A decade on from the start of the greatest economic depression of modern times, investors are growing increasingly worried that stock markets are heading in a similar direction today.
Many financial observers pinpoint the beginning of the recent global depression to August 2007, following the failure of two Bear Stearns hedge funds and a sharp fall in Lehman Brothers stock that effectively locked in the bank’s inevitable meltdown a year later. A groundswell of concern has been building that the US stock market is now in dangerously high territory, as the Nasdaq, the Dow Jones and S&P 500 continue to post record highs, with the value of the market almost 150% higher than the nation’s GDP. That’s a level previously seen before the dot-com bust from 2001.
According to a recent Bank of America Merrill Lynch survey of global funds, a net 19% of global asset allocators were underweight in US equities, the biggest since January 2008.
The relentless rise in share prices has unsettled certain well-known investors, including Jim Rogers, who founded the Quantum Fund with George Soros. He has predicted that “a $68tn collapse of Biblical proportions is poised to wipe out millions of Americans”.
Swiss investor Marc Faber, editor of the Gloom, Boom & Doom Report, predicts stocks will plunge by over 40%. “We have a bubble in everything, and investors are on the Titanic with stocks about to endure a gut-wrenching drop that would rival the greatest crashes in stock market history,” he forecasts.
Economist Andrew Smithers, founder of advisory firm Smithers & Co and author of the 2000 tome, Valuing Wall Street, which predicted the crash, says: “US stocks are now about 80% overvalued.”
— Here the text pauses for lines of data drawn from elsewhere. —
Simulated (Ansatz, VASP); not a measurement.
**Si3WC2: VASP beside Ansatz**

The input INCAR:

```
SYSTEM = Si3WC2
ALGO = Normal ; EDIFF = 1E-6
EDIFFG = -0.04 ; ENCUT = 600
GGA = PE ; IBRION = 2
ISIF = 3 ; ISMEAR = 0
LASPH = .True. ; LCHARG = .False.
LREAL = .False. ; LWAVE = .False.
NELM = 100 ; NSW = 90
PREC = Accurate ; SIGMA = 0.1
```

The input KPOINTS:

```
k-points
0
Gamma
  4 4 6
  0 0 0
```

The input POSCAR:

His argument is backed with a ratio showing that the only time in history stocks were this risky was in 1929 and 1999 — both prior to falls of 89% and 50%. This gloomy outlook is further underlined by veteran investor John Hussman who predicts the stock market may plunge 60%. He describes the current financial environment as “the most broadly overvalued moment in market history”.
Knowledge is power for the investor, and especially when hard decisions need to be made.
“If you look at the market historically, we have had, on average, a crash about every eight to ten years, with the average loss about 42%,” says Kendrick Wakeman, CEO of financial technology and investment analytics firm FinMason. “One of the problems encountered in 2008 was that many people who were close to retirement also had lots of equity risk but didn’t know about it.”
Citing research showing that almost 60% of investors do not fully understand the term ‘risk tolerance’, he poses the question: “Advisors need to ask their clients, ‘Would you hang yourself in the closet if the market crashed and you lost 35%?’”
Against the clamour of gloom, a letter to Berkshire Hathaway shareholders earlier this year by the legendary ‘Sage of Omaha’, Warren Buffett, pointed out that the Dow Jones Industrial Average gained 72% from the end of the 20th century through the end of 2016.
“American business, and consequently a basket of stocks, is virtually certain to be worth far more in the years ahead.”
As to the voices predicting an imminent crash, he says: “Heaven help them if they act on the nonsense they peddle.”
A seasoned exponent of the dictum ‘be greedy when others are fearful’, Mr Buffett invested $5bn (€4.25bn) in Goldman Sachs at the height of the recent financial crisis, making a total return of 62% over five years.
In these uncharted financial waters, perhaps the investor of 2017 might do well to bear in mind the words of American humourist Will Rogers on stock market investing: “I’m not so much concerned about the return on my money, but the return of my money.”